🛒

E-commerce System Design Overview

Jun 9, 2025

Overview

This lecture covers the high-level system design for an e-commerce platform like Amazon, focusing on the products database, shopping cart service, order processing, and optimizing read performance for scalability and speed.

System Requirements & Capacity Estimates

  • Focus is on product catalog, cart management, inventory, and fast/scalable reads; excludes reviews, payments, AWS, and support features.
  • Assume up to 1 billion products (~1PB data, including images).
  • Estimated about 10 million orders/day (≈100 orders/sec).
  • Requires sharding and caching due to data volume and performance needs.

Product Database Design

  • Read throughput is prioritized; writes by admins/sellers are infrequent.
  • Single-leader replication is sufficient; B-tree indexing provides fast reads.
  • NoSQL (MongoDB) chosen for flexible schema (products vary widely); data stored as JSON documents.
  • Images stored in S3, with CDN for fast, global access.

Shopping Cart Service Design

  • Avoid store-and-overwrite or simple list approaches due to potential concurrency issues.
  • Optimal model: represent cart as a set (table with cart ID and product ID) to minimize locking.
  • Use CRDTs (Conflict-Free Replicated Data Types), specifically observed-remove sets, for eventual consistency across multiple leaders and avoid lost updates.
  • Writes and reads are synchronized per user session to avoid missing recent updates.
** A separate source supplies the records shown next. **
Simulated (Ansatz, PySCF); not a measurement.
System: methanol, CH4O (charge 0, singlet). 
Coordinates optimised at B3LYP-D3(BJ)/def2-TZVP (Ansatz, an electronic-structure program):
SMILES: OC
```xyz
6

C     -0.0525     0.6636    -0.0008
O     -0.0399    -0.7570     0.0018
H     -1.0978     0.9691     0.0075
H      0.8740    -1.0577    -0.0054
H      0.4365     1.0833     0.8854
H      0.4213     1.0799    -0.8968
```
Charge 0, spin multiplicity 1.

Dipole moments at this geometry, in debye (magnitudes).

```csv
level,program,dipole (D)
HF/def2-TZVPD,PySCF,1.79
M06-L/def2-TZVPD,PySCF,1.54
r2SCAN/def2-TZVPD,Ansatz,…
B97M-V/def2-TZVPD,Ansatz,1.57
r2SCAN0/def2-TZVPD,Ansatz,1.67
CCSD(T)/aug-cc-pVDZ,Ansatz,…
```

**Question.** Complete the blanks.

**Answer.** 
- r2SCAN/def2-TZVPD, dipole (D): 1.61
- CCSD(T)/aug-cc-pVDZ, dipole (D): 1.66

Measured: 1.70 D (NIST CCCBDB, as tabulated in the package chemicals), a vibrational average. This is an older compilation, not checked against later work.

Order Processing & Inventory Management

  • Each product has a stock counter; decrements on order require locking to prevent race conditions.
  • To scale, use Kafka for order/event buffering and Flink for stream processing.
  • Orders placed into a unified Kafka queue for atomicity, then split per product for inventory checks.
  • Inventory updates from sellers flow into Kafka and are reflected in real-time inventory via Flink.
  • Email notifications sent post-processing (may not be idempotent; two-phase commit can address).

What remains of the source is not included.